I’ll focus on how the “completion agenda,” represented by Complete College America (CCA), is being implemented at the local level. CCA argues that low college completion rates hurt states’ economic growth and should be addressed using four “policy levers”: performance based funding based on outcomes assessment, ending remediation, changing delivery methods, and decreasing time to degree. In December 2010, the Chancellor of the Nevada System of Higher Education (NSHE) officials endorsed CCA’s goals and called for “partnership with k-12” to end remediation.
This partnership has been implemented in a specific way here. In Spring 2013, a pilot program began to remove courses designated “remedial” from the University of Nevada, Reno (UNR). Some sections of English 098, a basic writing course designed at UNR, would be taught in local district high schools by high school teachers. If this program was successful, administrators suggested, it might become common practice.

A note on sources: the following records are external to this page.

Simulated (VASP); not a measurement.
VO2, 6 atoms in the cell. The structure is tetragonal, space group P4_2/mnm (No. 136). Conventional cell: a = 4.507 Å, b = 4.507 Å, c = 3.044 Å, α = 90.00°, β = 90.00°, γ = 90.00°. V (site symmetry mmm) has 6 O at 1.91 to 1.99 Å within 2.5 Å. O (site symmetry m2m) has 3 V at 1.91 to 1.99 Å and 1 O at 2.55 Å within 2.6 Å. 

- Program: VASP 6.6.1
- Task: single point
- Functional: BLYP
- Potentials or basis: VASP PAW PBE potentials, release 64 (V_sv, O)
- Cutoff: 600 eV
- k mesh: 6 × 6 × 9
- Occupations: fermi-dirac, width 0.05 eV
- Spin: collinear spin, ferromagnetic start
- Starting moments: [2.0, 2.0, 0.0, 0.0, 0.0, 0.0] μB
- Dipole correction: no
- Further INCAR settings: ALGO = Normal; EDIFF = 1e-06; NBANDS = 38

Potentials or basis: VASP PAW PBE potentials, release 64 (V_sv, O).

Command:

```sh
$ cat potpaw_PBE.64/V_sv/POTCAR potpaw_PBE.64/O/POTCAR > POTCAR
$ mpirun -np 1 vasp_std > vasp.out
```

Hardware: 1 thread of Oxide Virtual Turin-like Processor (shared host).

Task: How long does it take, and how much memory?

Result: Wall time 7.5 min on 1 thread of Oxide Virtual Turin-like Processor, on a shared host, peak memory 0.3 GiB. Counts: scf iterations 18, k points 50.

For writing faculty at UNR, this practice raised questions: would high school teachers’ understandings of student writing reflect the intent of the course (“basic” rather than “remedial”)? What kind of preparation and support might teachers have when working with basic writers? And how might teachers adapt the 098 course (designed by faculty at UNR) to the high school context?
These questions resonate with discussions in composition regarding basic writing. The removal of basic writing recalls the institutional responses of downsizing and restratification Mary Soliday identifies in The Politics of Remediation. NSHE administrators frame basic writing (at least at an R-1 state system flagship) as waste that doesn’t contribute to the public good. Likewise, by restratifying writing education, NSHE administrators suggest that underprepared students represent cost but not opportunity for the university. Tom Fox terms this suggestion choosing standards over access.
Although no literacy educators have responded to the CCA’s argument directly, defenses of basic writing (e.g., Horner and Lu; Adler-Kassner and Harrington) reveal NSHE/CCA’s lack of interest in student perspectives on writing, learning, and social context. Likewise, Soliday and Fox’s analyses reveal the gulf between the NSHE/CCA and literacy educators’ professional values as represented by the NCTE. Generally, the purpose of literacy education envisioned in the CCA (completion for competition) is starkly different from that outlined in the NCTE/CWPA/NWP Framework for Success in Postsecondary Writing.
This post is short and there is much more to say. In future posts, I’ll focus on how other higher education policy reforms (like the Collegiate Learning Assessment) are being implemented in Nevada.
*References were omitted to fit the 500 word limit.